List of outcomes of the Chalice project

We put together this long list of different things that happened during the Chalice project, for our last bi-weekly project meeting, on 28th April 2011. The final product post offers an introduction to Chalice.

Tangibles

These are pieces of work completed to form the project:

  • Corrected OCR for 5 EPNS volumes (*not* open licensed)
  • Quality assessment of the OCR
  • Extracted data in XML
  • Report on the text-mining and georeferencing process
  • RDF representation of extracted data, Open Database License
  • Searchable JSON API for the extracted data
  • Two prototype visualisations
  • Source code for the preceding 4 items
  • Two use case assessments
  • Supporting material for the use case assessments
  • Simple web service for alt-names for ADS
  • Sample Integration with GBHGIS data

Intangibles

These are less concrete but equally valuable side-effects of the project work:

  • A set of sameAs assertions for Cheshire names between geonames and Ordnance Survey 50K gazetteer to go to sameas.org
  • Historic place-name data to enhance geonames.org with, potentially.
  • Improvements to the Edinburgh Geoparser and the Unlock Text service
  • Pushed forward open source release of the Geoparser
  • Refactoring of the Unlock Places service
  • Discussions and potential alignment with other projects (SPQR, Pleiades, GBHGIS)
  • Discussions with other place-name surveys (SPNS – Wales?)

Talks / Dissemination

Linking historic places: looking at Victoria County History

Stuart Dunn mentioned the Victoria County History in his writeup of discussions with the Clergy of the Church of England Database project. Both resources are rich in place-name mentions and historic depth; as part of the Chalice project we’re investigating ways to make such resources more searchable by extracting historic place-names and linking them to our gazetteer.
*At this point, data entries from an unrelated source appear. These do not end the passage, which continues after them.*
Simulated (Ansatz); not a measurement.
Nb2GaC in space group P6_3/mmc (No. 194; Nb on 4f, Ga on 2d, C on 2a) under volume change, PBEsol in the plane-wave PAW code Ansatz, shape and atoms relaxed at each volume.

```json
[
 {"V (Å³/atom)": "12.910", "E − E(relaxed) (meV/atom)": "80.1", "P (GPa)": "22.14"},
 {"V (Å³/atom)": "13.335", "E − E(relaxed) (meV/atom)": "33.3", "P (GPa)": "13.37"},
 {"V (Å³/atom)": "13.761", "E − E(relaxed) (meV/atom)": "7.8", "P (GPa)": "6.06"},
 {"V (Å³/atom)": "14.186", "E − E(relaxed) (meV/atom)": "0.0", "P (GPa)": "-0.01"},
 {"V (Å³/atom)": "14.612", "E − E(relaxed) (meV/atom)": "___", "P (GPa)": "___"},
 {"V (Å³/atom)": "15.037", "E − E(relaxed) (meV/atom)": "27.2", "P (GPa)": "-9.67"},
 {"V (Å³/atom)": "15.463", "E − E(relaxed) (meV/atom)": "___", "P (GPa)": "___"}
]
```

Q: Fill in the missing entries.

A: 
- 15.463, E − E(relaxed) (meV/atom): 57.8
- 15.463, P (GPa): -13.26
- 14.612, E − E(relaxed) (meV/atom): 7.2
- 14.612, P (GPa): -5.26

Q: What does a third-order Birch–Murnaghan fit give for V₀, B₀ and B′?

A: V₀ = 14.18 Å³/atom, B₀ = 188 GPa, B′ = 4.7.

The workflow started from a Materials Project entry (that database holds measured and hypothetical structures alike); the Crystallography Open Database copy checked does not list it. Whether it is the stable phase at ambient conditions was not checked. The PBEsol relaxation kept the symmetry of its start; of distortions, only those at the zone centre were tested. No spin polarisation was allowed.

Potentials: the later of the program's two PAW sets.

Here’s a summary of some email conversation between Stuart, Claire Grover, Ross Drew at EDINA and myself while looking at some sample data from VCH.

The idea is to explore the possibilities in how Chalice data could enhance / complement semi-structured information like VCH (or more structured database-like sources such as CCED).

It would be very valuable, I think, to do an analysis of how much effort and preparation of the (target) data is needed to link CHALICE to VCH, and a more structured dataset like CCED. By providing georeferences and toponym links, we’re bringing all that EPNS documentary evidence to VCH, thus enriching it.

It would be very interesting if we were able to show how text-mining techniques could be used to add to the work of EPNS (extracting place references that aren’t listed, and suggesting them to editors along with suggested attestations (source and date).

In the more immediate future; this is about adding links to Chalice place-references to other resources, that would allow us to cross-reference them and search them in interesting ways.

Text mining isn’t absolutely necessary to map the EPNS place names to the VCH text. On the other hand, LTG have all the processing infrastructure to convert formats, tokenise the text etc. so we could put something in place very quickly. It wouldn’t be perfect but it would demonstrate the point. I’ve not seen the CCED data, so don’t know how complex that would be.

Here’s a sample reference to a volume of VCH that may have some overlap with the Shropshire content we have in “born-digital” form from EPNS. There’s the intriguing prospect of adding historic place-name text mining/search in at the digitisation phase, so resources can be linked to other references as soon as they’re published.

Quality of text correction analysis from CDDA

The following post is by Elaine Yeates, project manager at the Centre for Data Digitisation and Analysis in Belfast. Elaine and her team have been responsible for taking scans of a selection of volumes of the English Place Name Survey and turning them into corrected OCR’d text, for later text mining to extract the data structures and republish them as Linked Data.

“I’ve worked up some figures based on an average character count from Cheshire, Buckinghamshire, Cambridgeshire and Derbyshire.

We had two levels of quality control:

1st QA Spelling and Font:- On completion of the OCR process and based on 40 pages averaging 4000 characters per page the error rate was 346 character errors (average per page 8.65) = 0.22

1st QA Unicode:- On completion of the OCR process and based on 40 pages averaging 4000 characters per page the error rate was 235 character errors (average per page 5.87)= 0.14.

TOTAL Error Rate 0.36
2nd QA – Encompasses all of 1st QA and based on 40 pages averaging 4000 characters per page the error rate was 18 character errors (average per page 0.45) = 0.01.

Through the pilot we indentified that there are quite a few Unicodes unique to this material. CDDA developed an in-house online Unicode database for analysts, they can view, update the capture file and raise new codes when found. I think for a more substantial project we might direct our QA process through an online audit system, where we could identify issues with material, OCR of same, macro’s and the 1st and 2nd stages of quality control.

We are pleased with these figures and it looks encouraging for a larger scaled project.”

Elaine also wrote in response to some feedback on markup error rates from Claire Grover on behalf of the Language Technology Group:

‘Thanks for these. Our QA team our primarily looking for spelling errors, from your list the few issues seem to be bold, spaces and small caps.

Of course when tagging, especially automated, you’re looking for certain patterns, however moving forward I feel this error rate is very encouraging and it helps our QA team to know what patterns might be searchable for future capture.

Looking at your issues so far, on part Part IV (5 issues e-mailed) and a total word count of 132,357 (an error rate of 0.00003).”

I am happy to have these numbers, as one can observe consistency of quality over iterations, as means are found to work with more volumes of EPNS.